New year rituals may or may not be for everyone. But habits and intention setting can often spark something positive. A handful of Northeast Ohio artists working in different mediums share how they are nurturing creativity in the new year.
Mary Biddinger - Writer, editor, professor
The new year is Mary Biddinger’s favorite holiday. She relishes the chance to break out a new calendar, specifically a planner.
“The planner is just totally analog,” she said. “It’s me, some gel pens and some days and some lines and some unlined things.”
Some of the best things she writes in her planner are in the back, non-calendar pages, she said.
“I'll write down like repeated motifs that I see. I'll also write down different books I've read, movies that I've watched, and so, it kind of becomes like this sort of old-school repository for everything for the year,” Biddinger said.
This ritual enables her to look back later, not to benchmark accomplishments but revisit a time, she said.
“Thinking about the calendar, thinking about what happened on this day five years ago can make me like, reconnect with something that I'd forgotten that I want to bring back up again in a piece of writing,” Biddinger said.
Kate Snow - Visual artist
Kate Snow doesn’t have new year rituals. But this year she is trying to redefine herself as an artist due to long-term health issues that prevent her from painting the way she used to.
"It took me a while to acknowledge that this was not going away," she said.
Never one for writing in a journal, Snow is now journaling by painting.
“I come in the studio every day and I work for as long as I can, and every day is different. One day I can come in for three hours. That's a really, really good day. And another day I can come in for 20 minutes,” she said. “Rather than trying to build out a full piece, I'm taking each piece and acknowledging this is what it is. This is my reality today.”

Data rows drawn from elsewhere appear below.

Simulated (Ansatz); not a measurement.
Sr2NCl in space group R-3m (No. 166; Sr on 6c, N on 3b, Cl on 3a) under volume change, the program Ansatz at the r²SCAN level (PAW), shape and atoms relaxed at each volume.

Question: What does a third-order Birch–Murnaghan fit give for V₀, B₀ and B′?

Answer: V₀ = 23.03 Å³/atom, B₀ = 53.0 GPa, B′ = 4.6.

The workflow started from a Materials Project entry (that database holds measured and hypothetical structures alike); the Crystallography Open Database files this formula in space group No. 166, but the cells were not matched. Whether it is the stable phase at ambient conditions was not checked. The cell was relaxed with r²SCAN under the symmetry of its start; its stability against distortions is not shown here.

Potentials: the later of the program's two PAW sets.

Scaling down the size and scope of her pointillist paintings is just part of her effort to forge a new path. Another aspect is observing, whether reading about other artists’ techniques or taking a photo of a tile she sees in a Starbucks bathroom.
“I have tried to be really intentional about seeking out textures and colors and sort of filing them away in my bank to use at another time,” she said.
Dominic Moore-Dunson - Dancer and choreographer
At the start of the new year Dominic Moore-Dunson likes to ask, “What am I looking forward to?” rather than “What am I going to accomplish?”
For 2022, he is setting a new intention for his work.
“I'm looking forward to collaborating with artists that are not in dance, but across disciplines, starting that as kind of like a foundational practice of my work,” he said.
He gave this a try in 2021 when he choreographed a piece with horn player Tommy Lehman.
“You start thinking about like what things sound like a whole lot more. And then for me as a choreographer, I start wondering, like what my body sounds like and how it relates to music and how we build a piece together,” he said.
Victor Samalot - Musician
Guitarist Victor Samalot said he, too, would like to collaborate more in the new year.
“These days when a musician is recording with you, they don't have to be in the same room with you. They can always send their tracks via the internet,” Samalot said.
This is just one of the ways Samalot said technology helps him as a musician. He said he plans to keep growing his computer recording skills this year. Staying positive helps too.
“I try not to be overly critical, because it's just going to set me back,” he said. “Put [work] down. Give it a rest. Just walk away from it, and come back to it in a couple of days.”